Babies and relationships

It’s been a little while since I’ve posted anything. Nothing much has changed for me. Lockdown has had no impact on my life I’m still in work every day. The biggest thing I miss is socialising with friends. But on a whole I feel happier in myself, even if the cat is costing me an absolute fortune a month now. (Good thing I love him).

For a while I’ve been feeling an emptiness and could never really pinpoint what it was. Obviously depression and anxiety do not help. I’ve tried a dozen hobbies and although my studies keep me busy and it’s all part of a long term goal it doesn’t stop the empty feeling.

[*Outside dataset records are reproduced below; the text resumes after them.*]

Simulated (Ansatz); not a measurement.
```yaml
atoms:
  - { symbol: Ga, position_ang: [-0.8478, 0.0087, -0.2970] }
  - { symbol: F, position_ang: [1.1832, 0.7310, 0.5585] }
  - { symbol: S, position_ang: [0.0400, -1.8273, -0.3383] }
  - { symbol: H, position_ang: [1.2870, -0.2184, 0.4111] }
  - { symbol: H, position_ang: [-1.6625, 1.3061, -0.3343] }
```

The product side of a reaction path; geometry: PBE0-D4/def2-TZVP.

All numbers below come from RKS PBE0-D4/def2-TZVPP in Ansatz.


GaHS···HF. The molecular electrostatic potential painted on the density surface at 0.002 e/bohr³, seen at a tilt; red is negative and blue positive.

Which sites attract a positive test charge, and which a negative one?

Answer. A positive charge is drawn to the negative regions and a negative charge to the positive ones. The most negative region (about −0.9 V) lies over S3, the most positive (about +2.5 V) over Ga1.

I’ve started to realise that I’ve never actually had a serious relationship mostly due to being scared that all men would be like my dad now it’s hit me hard that not every man is going to be like him and I wonder if I’ve missed my opportunity to ever find someone that I can have a relationship with. It’s the same with wanting children most people know that I’ve always said I don’t want children this is again due to fears. I’ve always worried that I would have the same parenting style that I was brought up with. Amazingly when I was younger all I wanted was marriage and children. Life jaded me so much that I definitely think I’ve missed my opportunities for both.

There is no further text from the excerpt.